The song is also about addiction and the emptiness of not being able to find one’s fix because even all your dealers have left you. But perhaps there’s more: Perhaps Post Malone is expressing hope that someday he’ll undergo a Kanye West-style religious awakening, that he’ll get clean and join a church, that he’ll kick his selfishness and his drug habits and that he’ll find the pure faith and love that he’s always been brushing up against in his music but running from in his real life. Perhaps Utah is a symbol for an Edenic transcendence or a world beyond material desires. Or maybe Post Malone just needs a new dealer.

Post Malone – Feeling Whitney (Lyrics)www.youtube.com

4. “When she’s comin’ for my heart, it feels like Armageddon”

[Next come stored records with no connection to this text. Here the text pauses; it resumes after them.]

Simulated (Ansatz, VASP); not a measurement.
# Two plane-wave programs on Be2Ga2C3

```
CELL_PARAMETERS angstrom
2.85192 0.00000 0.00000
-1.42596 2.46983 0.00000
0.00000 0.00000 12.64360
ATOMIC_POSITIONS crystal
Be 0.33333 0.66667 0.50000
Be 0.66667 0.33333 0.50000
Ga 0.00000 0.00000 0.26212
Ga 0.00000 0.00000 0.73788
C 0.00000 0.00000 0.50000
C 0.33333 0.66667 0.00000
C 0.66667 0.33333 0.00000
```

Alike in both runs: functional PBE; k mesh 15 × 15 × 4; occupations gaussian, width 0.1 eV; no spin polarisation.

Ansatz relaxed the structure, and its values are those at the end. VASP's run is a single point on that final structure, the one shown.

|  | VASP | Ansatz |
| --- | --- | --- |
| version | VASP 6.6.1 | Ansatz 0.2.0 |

In “Over Now,” Post Malone draws a parallel between violence and love, two kindred forces that have the potential to obliterate human beings, totally altering the courses of physical and mental realities, sometimes creating or ending life, and resonating for a long time after the fallout.

In the Book of Revelations, the word Armageddon refers to the apocryphal location of a massive battle that occurs during the end times. The term also broadly refers to the end of the world in any form. By comparing love to Armageddon, is Post Malone arguing that the end times are nigh? Is he referring to climate change, or the onslaught of artificial intelligence, or something more internal and universally distributed?

Love and death have always been concurrent forces, running parallel to each other across literature and the human experience. In her thesis Conceptions of Love and Death in Early Modern Literature, Jessica Dyson writes, “As Michael Neill has argued, ‘death’ is not something that can be imagined once and for all, but an idea that has to be constantly re-imagined across cultures and through time; which is to say that, like most human experiences that we think of as ‘natural’, it is culturally defined.’ We might,” she adds, “of course, argue that the same is true of ‘love’ and ‘desire.'”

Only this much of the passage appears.